We know how Joey Bosa's representatives feel about the rookie's contract impasse and, after the most informative statement sent out by a team about a player contract in league history Wednesday, we know exactly how the Chargers feel.
But where does the rest of the league fit in?
"At the end of the day, this is what you love to do -- you love to play this game," Colts linebacker D'Qwell Jackson said Thursday on NFL Network's Good Morning Football. "We get compensated very well, so at some point you have to talk to your agent, talk to the powers that be and like 'I want to play football, do whatever you can to get me into camp.' You need to show up to camp.
"We all know you can't flip a switch and, 'OK, I'm going to get 10 sacks or I'm going to get this many tackles.' You have to actually build a rapport with your teammates, build a rapport with your coaches. And understand this game plays at a different speed. It takes a different type of conditioning to get yourself prepared week-in and week-out. So, there's a ton that goes into it."
While Jackson isn't one of Bosa's future teammates (unless Bosa re-enters the draft next year and is picked up by Indianapolis, of course), he represents an interesting third party in this war between Bosa and the Chargers. There is the perception in your own locker room, there is what you tell yourself at the end of the night and there is the respect and admiration of your peers around the league.

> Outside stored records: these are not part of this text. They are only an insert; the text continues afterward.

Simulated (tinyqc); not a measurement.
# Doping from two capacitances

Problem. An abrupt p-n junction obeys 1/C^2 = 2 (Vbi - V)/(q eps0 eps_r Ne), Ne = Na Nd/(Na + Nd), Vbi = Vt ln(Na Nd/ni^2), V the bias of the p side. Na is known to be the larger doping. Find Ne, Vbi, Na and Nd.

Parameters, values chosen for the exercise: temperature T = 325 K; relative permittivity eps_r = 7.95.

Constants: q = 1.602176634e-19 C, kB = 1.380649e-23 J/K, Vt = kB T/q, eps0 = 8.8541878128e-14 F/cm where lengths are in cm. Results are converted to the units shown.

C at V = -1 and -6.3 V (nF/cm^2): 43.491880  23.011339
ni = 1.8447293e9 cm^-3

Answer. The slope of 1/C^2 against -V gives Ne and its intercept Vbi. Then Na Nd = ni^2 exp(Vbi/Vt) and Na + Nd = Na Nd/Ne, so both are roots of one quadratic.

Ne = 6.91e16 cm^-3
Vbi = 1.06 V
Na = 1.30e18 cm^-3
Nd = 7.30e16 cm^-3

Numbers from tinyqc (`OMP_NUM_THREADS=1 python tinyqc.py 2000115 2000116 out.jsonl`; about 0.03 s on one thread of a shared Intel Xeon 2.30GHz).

This battle is fascinating because there are ardent supporters on both sides. There are NFL players who -- privately, more than anything -- are rooting for Bosa because they too have been scorned during contract negotiations in the past. There are the love of the game players like Jackson who feel like the money is good enough. Then, there is every player on the Chargers and every player who might be drafted by the Chargers in the future. The team has held firm to their precedent on offset language to this point and don't sound like they are changing their minds anytime soon. Bosa represented their best chance to see it end.